# Dealing With Class Imbalance For Classification Problems !

# Method 1: Oversampling Underrepresented Class 

# SMOTE Method [Synthetic Minority Oversampling Technique]

Imbalanced classification involves developing predictive models on classification datasets that have a severe class imbalance.

The challenge of working with imbalanced datasets is that most machine learning techniques will ignore, and in turn have poor performance on, the minority class, although typically it is performance on the minority class that is most important.
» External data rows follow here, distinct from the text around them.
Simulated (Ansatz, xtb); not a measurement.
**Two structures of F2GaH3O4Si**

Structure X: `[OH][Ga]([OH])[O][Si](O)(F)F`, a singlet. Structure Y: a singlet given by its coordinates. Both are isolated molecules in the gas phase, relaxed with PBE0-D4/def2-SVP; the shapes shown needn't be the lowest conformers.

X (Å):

One approach to addressing imbalanced datasets is to oversample the minority class. The simplest approach involves duplicating examples in the minority class, although these examples don’t add any new information to the model. Instead, new examples can be synthesized from the existing examples. This is a type of data augmentation for the minority class and is referred to as the Synthetic Minority Oversampling Technique, or SMOTE for short.

# Method 2: Underrepresenting Overrepresented Classes

# Random Under-sampling
Random under-sampling is a technique that randomly selects a number of images from the majority class and removes them from the dataset. This reduces the number of observations from the majority class, which may help the data to get balanced. 



# METHOD 3: Class Weighting the loss function. 

Poor predictions of under weighted classes are penalised more heavily in the loss function. Something along the lines of
weights = [w1, w2, w3, ...]
class_weights = torch.FloatTensor(weights)
learn.crit = nn.CrossEntropyLoss(weight=class_weights)
where you weight w1, w2, w3 in whatever way you wish. I’ve worked with sample size / (num classes * class frequency) but have to admit I’ve not had much luck getting class weighting to work well.

# Use the right evaluation metrics 

Applying inappropriate evaluation metrics for model generated using imbalanced data can be dangerous. Imagine our training data is the one illustrated in graph above. If accuracy is used to measure the goodness of a model, a model which classifies all testing samples into “0” will have an excellent accuracy (99.8%), but obviously, this model won’t provide any valuable information for us.

In this case, other alternative evaluation metrics can be applied such as:

Precision/Specificity: how many selected instances are relevant.

Recall/Sensitivity: how many relevant instances are selected.

F1 score: harmonic mean of precision and recall.

MCC: correlation coefficient between the observed and predicted binary classifications.

AUC: relation between true-positive rate and false positive rate.

# Use K-fold Cross-Validation in the right way

It is noteworthy that cross-validation should be applied properly while using over-sampling method to address imbalance problems.

If cross-validation is applied after over-sampling, basically what we are doing is overfitting our model to a specific artificial bootstrapping result. That is why cross-validation should always be done before over-sampling the data,  Only by resampling the data repeatedly, randomness can be introduced into the dataset to make sure that there won’t be an overfitting problem.

# Ensemble different resampled datasets
 
The easiest way to successfully generalize a model is by using more data. The problem is that out-of-the-box classifiers like logistic regression or random forest tend to generalize by discarding the rare class. One easy best practice is building n models that use all the samples of the rare class and n-differing samples of the abundant class. Given that you want to ensemble 10 models, you would keep e.g. the 1.000 cases of the rare class and randomly sample 10.000 cases of the abundant class. Then you just split the 10.000 cases in 10 chunks and train 10 different models.